The Cinema Ribbon system has several defining characteristics that work synergistically both for music and—especially—movie playback. First, the CRM-2 satellites, and in particular their ribbon tweeters, do a very good job of reproducing fine, low-level sonic details that do so much to create sonic images, ambience, and mood. Second, the Cinema Ribbons offer smooth, evenly balanced tonal response that is blessed with a gentle, inviting, and almost organic touch of natural warmth. Though quite revealing, these speakers never, ever sound cold or analytical, which is a good thing. Third, the system throws astonishingly deep and wide soundstages that break free from the surfaces of the speaker enclosures with ease— qualities I attribute to the omnidirectional mid-bass drivers used in the CRM-2 satellites and to the bipolar ribbon tweeters used in the surrounds. Guest listeners regularly commented on how open and three-dimensional the system sounded, and some were struck by the fact that individual sounds did not seem to be coming from the speakers at all.” Fourth, the SubRosa subwoofer delivers terrific bass extension and punch, so that it seems to find an extra half octave or so of really low bass that other subs simply miss. Finally, the Sunfire sats, sub, and surround speaker have exceptional dynamic clout, not just “for their size,” but also in a broader sense. The only minor catch was that the system seemed to be somewhat power hungry in spite of its relatively high sensitivity rating. But if you’ve got the watts, the Sunfires will happily clear their little throats and rock the house.
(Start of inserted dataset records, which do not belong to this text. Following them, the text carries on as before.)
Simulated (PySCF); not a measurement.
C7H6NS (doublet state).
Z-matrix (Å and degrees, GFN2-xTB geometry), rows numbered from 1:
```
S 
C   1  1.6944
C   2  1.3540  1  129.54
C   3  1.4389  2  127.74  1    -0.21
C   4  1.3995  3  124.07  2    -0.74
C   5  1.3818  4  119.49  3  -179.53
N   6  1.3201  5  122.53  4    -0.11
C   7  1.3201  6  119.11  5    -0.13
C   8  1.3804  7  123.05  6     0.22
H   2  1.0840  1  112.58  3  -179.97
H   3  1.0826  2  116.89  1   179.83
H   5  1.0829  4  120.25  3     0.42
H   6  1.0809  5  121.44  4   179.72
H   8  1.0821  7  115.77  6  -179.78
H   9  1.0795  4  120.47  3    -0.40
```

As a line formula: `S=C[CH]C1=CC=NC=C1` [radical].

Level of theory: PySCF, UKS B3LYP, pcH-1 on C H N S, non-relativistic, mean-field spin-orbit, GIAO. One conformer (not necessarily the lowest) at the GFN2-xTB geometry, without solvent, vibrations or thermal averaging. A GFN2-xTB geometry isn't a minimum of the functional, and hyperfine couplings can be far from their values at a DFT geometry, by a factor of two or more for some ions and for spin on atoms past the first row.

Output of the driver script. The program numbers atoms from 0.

Put all these qualities together and you’ve got a compact system that produces a truly enormous sound, yet one that is also quite refined— especially when it comes to the spatial aspects of music reproduction. More than most systems, the Cinema Ribbon rig transforms the apparent acoustics of your listening room to match the vision of the recording engineer or movie soundtrack designer.
I only noted two drawbacks, both of them minor. First, because the CRM-2 satellites combine omnidirectional mid-bass drivers with directional, forward-firing ribbon tweeters, they can—in a very subtle way—give the illusion of hearing two different (yet compatible) speakers playing in unison. I believe this has to do with the fact that the side-firing mid-bass drivers do the lion’s share of the work in terms of creating those giant soundstages mentioned above, while the forward-facing ribbons supply the vital treble information that helps create focused images within those soundstages. The radiation patterns of those drivers are complementary, yet different. The net result is a very good compromise, but one that leaves the Cinema Ribbon system sounding perhaps slightly less coherent and tightly focused than the best forward-firing systems on the market. Second, I found that the SubRosa subwoofer, though capable of producing exceptionally deep and powerful bass, sounded a little less clear and nuanced than some of the best top-tier subs currently available (for example, the JL Audio Fathom f112 subwoofers that Playback uses as its low frequency references). But trust me on this point: these minor nits pale in comparison to the Sunfire system’s strengths.
Long term Playback readers know I am fond of using the uncompressed soundtrack of the Blu-ray version of Apocalypto as one of my speaker system tests, but though I’ve watched/heard that film dozens of times by now, nothing could have prepared me for how good it would sound through the Sunfire system. On the spectacular “Reborn of Mud and Earth” chapter, several qualities stood out. The textures of natural sound effects (jungle noises, sounds of underbrush snapping as the hero flees for his life, etc.) were vivid and gripping, yet never exaggerated or overblown. Next, the instruments carrying the soundtrack score, including some very low bass instruments, sounded impressively vibrant and alive. But what really jumped out of the mix were the eerie vocalizations that came to a head with the almost guttural utterance of the phrase “PAAaaaahhhhhh,” which the sound designer uses to signal moments where the hero Jaguar Paw successfully thwarts his murderous pursuers. Thanks to the power of the Sunfire rig, Jaguar Paw’s moment of triumph becomes deeply moving and brings an almost palpable, exultant sense of relief.
Nothing reveals the strengths (or weaknesses) of a surround sound speaker system like a well-made multichannel music recording, and one of my favorites is Steve Strauss’s folk/jazz album Just Like Love [Stockfisch, multichannel SACD]. A particularly revealing track is “Dead Man’s Handle,” where Strauss sings about working overly long hours in hopes of eventually making it home to see his loved one. Interestingly, the main verses and most of the chorus lines of the song have a wonderfully focused, 3D sound that is deliberately broken at the end of each chorus. The record’s producer Günther Pauler applies a spooky-sounding extra layer of reverb as Strauss closes each chorus by singing, “Lord, take me home/ To my baby.” The temporarily punchedup reverb on this line is often striking when heard through most good speaker systems, but it was particularly intense and dramatic on the Sunfire system. The effect was such that the size and the acoustics of the recording space seemed to shift dramatically— —almost giving the sense of traveling through a sort of sonic “time warp”— and then just as suddenly snapped back to normal again. Surround sound just doesn’t get a lot more dramatic than this.